Revenues at the theme parks rose 10 percent to $2.9 billion and operating income surged 53 percent to $222 million thanks to increased guest spending and attendance. Disney raised prices and rates, but perhaps the somewhat resurgent economy also has people in the mood for Disneylands across the globe.
Disney CFO Jay Rasulo said that Disneyland had its strongest second quarter attendance ever.
Consumer Products chipped in $148 million in income, a four percent increase, thanks to higher licensing fees.
The one division that suffered for the company was Studio Entertainment where revenue declined and "John Carter" turned last year's minor profits into a minor loss.

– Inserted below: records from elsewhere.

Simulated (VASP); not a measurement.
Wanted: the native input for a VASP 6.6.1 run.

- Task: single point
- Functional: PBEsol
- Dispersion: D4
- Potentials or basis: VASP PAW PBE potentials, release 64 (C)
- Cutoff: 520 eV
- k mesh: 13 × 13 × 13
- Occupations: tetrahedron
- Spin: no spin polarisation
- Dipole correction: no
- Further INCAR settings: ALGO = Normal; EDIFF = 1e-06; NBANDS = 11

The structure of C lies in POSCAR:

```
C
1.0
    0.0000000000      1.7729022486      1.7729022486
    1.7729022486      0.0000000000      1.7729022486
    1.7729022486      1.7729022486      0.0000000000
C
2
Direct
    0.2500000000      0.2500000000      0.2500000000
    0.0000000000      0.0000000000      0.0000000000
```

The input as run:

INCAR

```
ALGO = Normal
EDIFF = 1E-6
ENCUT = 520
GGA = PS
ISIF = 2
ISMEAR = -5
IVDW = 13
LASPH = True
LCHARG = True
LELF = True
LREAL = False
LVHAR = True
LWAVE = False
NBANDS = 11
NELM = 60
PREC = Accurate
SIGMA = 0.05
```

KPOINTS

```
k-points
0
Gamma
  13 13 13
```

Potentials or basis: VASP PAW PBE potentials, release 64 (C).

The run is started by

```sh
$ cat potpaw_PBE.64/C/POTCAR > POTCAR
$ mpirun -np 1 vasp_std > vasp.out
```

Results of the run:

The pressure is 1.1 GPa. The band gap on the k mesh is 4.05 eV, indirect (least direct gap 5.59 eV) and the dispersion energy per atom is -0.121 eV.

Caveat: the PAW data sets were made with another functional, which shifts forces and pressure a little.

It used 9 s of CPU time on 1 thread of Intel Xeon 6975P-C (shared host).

The film division only contributed about 12 percent of the company's revenue for the quarter, reporting a drop of 12 percent as well. In terms of profits, the division reported a loss of $84 million.
Disney already said "John Carter" cost its film studio $200 million.
Still, Iger projected growth in the quarters to come, thanks in no small part to the astounding success of "The Avengers." The CEO confirmed that the studio has started to develop a sequel to the record-setting movie, which has already passed $700 million worldwide.
Iger said the success of "The Avengers" is an "illustration of why we like Marvel so much –great characters, great storytelling," and credited many of the individual Marvel characters and franchises as well.